McKinley wins more easily than in OTL. Even Palmer's performance, poor as it was, almost certainly cost Bryan KY.
https://en.wikipedia.org/wiki/1896_United_States_presidential_election_in_Kentucky See Robert F. Durden's comment in
The Climax of Populism: The Election of 1896: "the 5,084 votes for Palmer...obviously hurt Bryan there..."
https://books.google.com/books?id=ZNkeBgAAQBAJ&pg=PA127
There may be a few conservative Democrats who voted for McKinley in OTL who would vote for Cleveland, but the core Republican vote is going to stick with McKinley and this will be more than enough. Cleveland will probably take more votes from conservative Democrats who reluctantly voted for Bryan in OTL (especially in the South in the interests of white supremacy).

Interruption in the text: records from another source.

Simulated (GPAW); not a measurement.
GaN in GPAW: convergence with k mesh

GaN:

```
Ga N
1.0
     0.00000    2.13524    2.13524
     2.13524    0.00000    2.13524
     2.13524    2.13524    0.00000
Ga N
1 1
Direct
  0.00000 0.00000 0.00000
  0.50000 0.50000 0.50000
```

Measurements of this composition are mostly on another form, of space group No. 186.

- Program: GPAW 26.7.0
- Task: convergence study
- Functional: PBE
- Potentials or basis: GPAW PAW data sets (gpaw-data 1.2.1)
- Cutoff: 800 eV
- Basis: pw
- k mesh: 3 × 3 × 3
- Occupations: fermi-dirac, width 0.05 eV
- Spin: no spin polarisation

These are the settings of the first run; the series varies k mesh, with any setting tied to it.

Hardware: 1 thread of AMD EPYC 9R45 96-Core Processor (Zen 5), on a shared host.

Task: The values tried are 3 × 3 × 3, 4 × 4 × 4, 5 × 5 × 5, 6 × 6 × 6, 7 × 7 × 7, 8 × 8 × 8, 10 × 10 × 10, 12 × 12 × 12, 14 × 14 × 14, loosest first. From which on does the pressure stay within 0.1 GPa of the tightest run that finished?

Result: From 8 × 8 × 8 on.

Even if we assume that Cleveland does well in New York, he has no hope of taking that state away from McKinley; he carried it by nineteen points in OTL and while Cleveland will no doubt do better than the state than Parker's 1.33 percent, he is very unlikely to get nineteen percent there, and even if he does it won't all be at McKinley's expense.
https://en.wikipedia.org/wiki/1896_United_States_presidential_election_in_New_York
(As has already bee noted, this should be moved to pre-1900.)